# Physics explanation of charging time by increasing dielectric constant

I am having a problem understanding in physics of the relationship between charging time and dielectric constant of a parallel plate capacitor. I'd like about physics aspect not based on time constant. If dielectric constant increases then capacitance also increases and so the time constant RC. However, how would you explain it in physics?

With dialectic material between two plates of capacitors, the electric field is reduced. But how that affect the time constant?

• I will answer your question when I am at school. I will also try to talk to my physics teacher. – domenix Feb 2 '16 at 4:39
• Try physics stack exchange. – Andy aka Feb 2 '16 at 8:41

Capacitance of a parallel place capacitor is related to the dielectric constant, area, and distance between plates by a very simple equation:

$$C = \frac{\epsilon_r \epsilon_0 A}{d}$$

Where $C$ is capacitance, $A$ is plate area, and $d$ is the separation between plates. $\epsilon_0$ is the permittivity of free space and $\epsilon_r$ is the relative permittivity.

The voltage across a capacitor at any given instant is given by:

$$V = \frac{Q}{C}$$

Where $V$ is voltage, $Q$ is the charge on the plates, and $C$ is the capacitance.

So clearly as capacitance increases, the amount of charge required for a given voltage across the plates will also increase proportionally.

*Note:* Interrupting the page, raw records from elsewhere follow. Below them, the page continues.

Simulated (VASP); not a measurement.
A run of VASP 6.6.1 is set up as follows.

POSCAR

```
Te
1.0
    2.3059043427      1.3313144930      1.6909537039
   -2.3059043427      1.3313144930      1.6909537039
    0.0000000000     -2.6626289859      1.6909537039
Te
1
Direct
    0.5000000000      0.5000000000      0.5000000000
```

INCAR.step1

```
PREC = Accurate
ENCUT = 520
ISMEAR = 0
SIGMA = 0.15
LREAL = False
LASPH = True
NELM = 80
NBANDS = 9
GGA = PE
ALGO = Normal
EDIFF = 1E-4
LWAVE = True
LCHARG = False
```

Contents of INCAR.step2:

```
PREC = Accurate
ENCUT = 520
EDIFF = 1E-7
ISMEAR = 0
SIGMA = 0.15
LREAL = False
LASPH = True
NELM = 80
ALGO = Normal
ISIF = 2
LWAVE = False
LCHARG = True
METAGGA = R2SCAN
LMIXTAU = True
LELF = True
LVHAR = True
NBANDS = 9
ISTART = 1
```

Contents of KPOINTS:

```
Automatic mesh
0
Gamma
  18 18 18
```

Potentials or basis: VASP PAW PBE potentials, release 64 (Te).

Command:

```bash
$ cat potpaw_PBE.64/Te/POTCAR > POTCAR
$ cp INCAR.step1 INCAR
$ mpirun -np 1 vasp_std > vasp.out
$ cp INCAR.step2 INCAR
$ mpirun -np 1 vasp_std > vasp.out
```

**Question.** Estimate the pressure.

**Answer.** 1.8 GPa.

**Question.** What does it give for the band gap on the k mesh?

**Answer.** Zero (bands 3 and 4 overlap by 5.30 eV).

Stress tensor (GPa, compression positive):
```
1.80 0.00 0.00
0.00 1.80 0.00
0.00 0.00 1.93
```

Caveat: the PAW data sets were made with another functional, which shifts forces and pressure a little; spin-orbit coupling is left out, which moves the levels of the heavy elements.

If you require more charge, it will take longer to reach a given voltage if you have the same initial current - which in an R-C circuit is governed by the resistor. In essence at time $t=0$, if there is no charge on the capacitor, all of the voltage is across the resistor, so this sets the maximum current. As the capacitor charges, the voltage across the resistor will decrease (it increases over the capacitance), so current decreases (Ohms law).

Given that current is the rate of change of charge, then with the same limitation on current, it will take longer to charge the larger capacitor to a given voltage.

• Well, thanks for the answer. This is not a homework. I am not at school anymore. However, I think you misunderstood my question. I know that formula and how increase dielectric constant also increase time constant. But what I am stuck is how to explain it in physics. With dialectic material between two plates of capacitors, the electric field is reduced. But how that affect the time constant? (Not using time constant) – anhnha Feb 2 '16 at 4:19
• @user3126592 see my update. Is that what you were thinking? Otherwise it may have to start moving into the realm of differential equations. Or I could be completely off the mark as to what you are trying to find out. – Tom Carpenter Feb 2 '16 at 4:27
• You used the formula V = Q/C with two different capacitance C1, C2 and C1>C2. For example to reach a given voltage both capacitors have the same initial current but the larger one will need more charge and so it takes more time. If I understand you correctly that is your argument. But I think that is not complete. How would you exclude the case where the larger capacitor will have charging rate much much faster? So finally it will get the target voltage before the smaller one. I know in reality it is wrong but how can we explain this? – anhnha Feb 2 '16 at 4:51
• @user3126592 For that to be the case, the resistance in the R-C circuit would have to be lower for the larger capacitor. If that was the case then yes it would charge faster, but equally the time constant would be lower as $\tau=RC$. The RC constant can be derived as correct by analysis using differential equations. I can add that to the answer in the morning, but it's just gone midnight here, so need some rest. – Tom Carpenter Feb 2 '16 at 5:05
• Thank you. I can do it myself but I was stuck at understanding it in physics. – anhnha Feb 2 '16 at 19:12

Simply said: the effect of an electric field on a dielectric medium is a displacement of the electron clouds with respect to the atomic nuclei. Said effect is called polarization. This displacement requires additional coulombic force (and energy), therefore more charge is needed on the plates of the capacitor, in effect increasing it's capacitance. And increasing capacitance also increases charging time as long as you keep current fixed (i=C*du/dt).